Cross Pein Vs. Straight Pein?
#21
Posted 02 December 2009 - 02:31 PM
His brow is wet with honest sweat,
He earns whate'er he can,
And looks the whole world in the face,
For he owes not any man.
#22
Posted 02 December 2009 - 05:38 PM
But this post is a separate discussion.
Phil
#23
Posted 02 December 2009 - 07:17 PM
#24
Posted 02 December 2009 - 07:40 PM
Frank Turley said:
Turley Forge and Blacksmithing School : The Granddaddy of Blacksmithing Schools
Frank,
The way I was taught to shape a hoop for coopering was best served by a straight pien. You would take a piece of cold flat stock (e.g. 1.5 inches wide) and for its entire length hit the edge closest to you every quarter inch or so. The blows do not cross the full 1.5 inches. This causes the stock to form an arc which when wrapped around the barrel more naturally conforms to the barrels shape.
I used a hoop driver to drive hoops. Imagine a big wide chisel with the end flattened and then a groove fullered where the edge would normally be.
Creativity is allowing yourself to make mistakes. Art is knowing which ones to keep. - Scott Adams
#25
Posted 02 December 2009 - 11:58 PM
it works for ya use it. You wanna drive what I drive, Shoot what I shoot, Drink what I drink. Do what works for you not me or any one else.
#26
Posted 03 December 2009 - 12:24 AM
P.S. I drive a Toyota Tacoma and shoot a Tikka T3 .270 Winchester Short Magnum. :D
#27
Posted 03 December 2009 - 12:28 AM
#28
Posted 03 December 2009 - 05:49 AM
Take a piece of 3/8 rod and forge a long tapered point. Make the pigtail and then prepare to make a hook end (fron the far side of the face to the horn ). To me, the transition by rolling the head from hammer face to straight pien is a natural way to get a nice symmetrical curve. You can strike in close to the pigtail. This all done without changing the postiion of your hand.
It has been stated that perhaps a beginner class might be a good way prior to making an investment in tools. I won't necessarily disagree with this. Your own shop and your own anvil will make a difference.
Forging loops on ends of stock is a basic exercise. I do this exercise a lot on the face and horn of the anvil and use a straight pien. If I have a piece of tooling in the hardy (or vise) I use a cross pien because the geometry has changed. This also pertains to a floor cone mandril or swage block edge (which almost always uses a cross pien in my needs).

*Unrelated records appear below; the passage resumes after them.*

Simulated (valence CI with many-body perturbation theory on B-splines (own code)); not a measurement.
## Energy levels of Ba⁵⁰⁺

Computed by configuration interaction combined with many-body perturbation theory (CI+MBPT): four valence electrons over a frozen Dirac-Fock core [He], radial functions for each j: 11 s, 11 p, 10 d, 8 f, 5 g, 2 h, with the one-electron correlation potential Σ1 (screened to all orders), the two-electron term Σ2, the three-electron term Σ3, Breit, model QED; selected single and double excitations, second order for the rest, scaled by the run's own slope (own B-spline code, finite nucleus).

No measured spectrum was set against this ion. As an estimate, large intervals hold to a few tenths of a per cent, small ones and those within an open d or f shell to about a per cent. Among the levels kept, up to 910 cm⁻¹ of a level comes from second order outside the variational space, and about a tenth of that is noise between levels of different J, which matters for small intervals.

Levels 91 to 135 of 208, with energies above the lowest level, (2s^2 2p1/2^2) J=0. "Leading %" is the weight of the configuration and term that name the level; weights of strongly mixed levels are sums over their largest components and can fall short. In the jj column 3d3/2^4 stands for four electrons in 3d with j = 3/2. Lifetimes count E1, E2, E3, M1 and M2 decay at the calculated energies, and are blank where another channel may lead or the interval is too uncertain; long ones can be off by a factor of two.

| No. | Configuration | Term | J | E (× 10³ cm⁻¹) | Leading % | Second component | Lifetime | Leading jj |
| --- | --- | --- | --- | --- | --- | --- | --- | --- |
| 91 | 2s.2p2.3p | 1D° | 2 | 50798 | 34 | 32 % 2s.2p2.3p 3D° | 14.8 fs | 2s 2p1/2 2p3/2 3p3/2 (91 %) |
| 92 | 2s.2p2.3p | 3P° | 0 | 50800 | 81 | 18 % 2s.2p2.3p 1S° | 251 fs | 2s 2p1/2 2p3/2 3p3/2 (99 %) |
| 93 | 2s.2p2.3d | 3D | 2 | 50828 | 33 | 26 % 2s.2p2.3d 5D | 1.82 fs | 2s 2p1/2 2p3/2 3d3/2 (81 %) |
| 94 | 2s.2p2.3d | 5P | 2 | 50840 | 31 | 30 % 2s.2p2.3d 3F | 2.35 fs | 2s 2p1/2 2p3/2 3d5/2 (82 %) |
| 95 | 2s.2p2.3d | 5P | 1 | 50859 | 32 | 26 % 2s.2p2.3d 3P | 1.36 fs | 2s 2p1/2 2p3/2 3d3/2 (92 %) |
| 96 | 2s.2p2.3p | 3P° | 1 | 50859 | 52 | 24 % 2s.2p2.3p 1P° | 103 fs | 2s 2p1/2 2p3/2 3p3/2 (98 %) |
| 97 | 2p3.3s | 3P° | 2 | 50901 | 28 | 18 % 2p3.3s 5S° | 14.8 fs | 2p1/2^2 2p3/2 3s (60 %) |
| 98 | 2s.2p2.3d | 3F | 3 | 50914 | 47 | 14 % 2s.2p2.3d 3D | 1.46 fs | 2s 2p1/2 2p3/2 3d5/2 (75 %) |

Some are in love with a quarter pien and I can understand that I guess. I just stay 45º or 90º to the stock and have always gotten by better with straights and crosses. I have made a rounding hammer from an engineers hammer ( ball one end, rounding other end). I have hammers with square face and round. I have I guess 6 choices of ball piens. The only custom made hammers I have are the ones Junior made (other than re-worked ones I have made). My hammers all have long handles and the large part have thinned wood behind the head transitioning to a somewhat heavier mass midshaft.
As my name implies I use a lot of hammers. I have watched Frank Turley do a fair bit of work on different projects at a demo. Forging, scarfing, welding, upsetting. This was all done with one hardware store bought hammer (cross pien ). He had dressed the face and pien to his liking and also the (storebought) handle. I was impressed to say the least.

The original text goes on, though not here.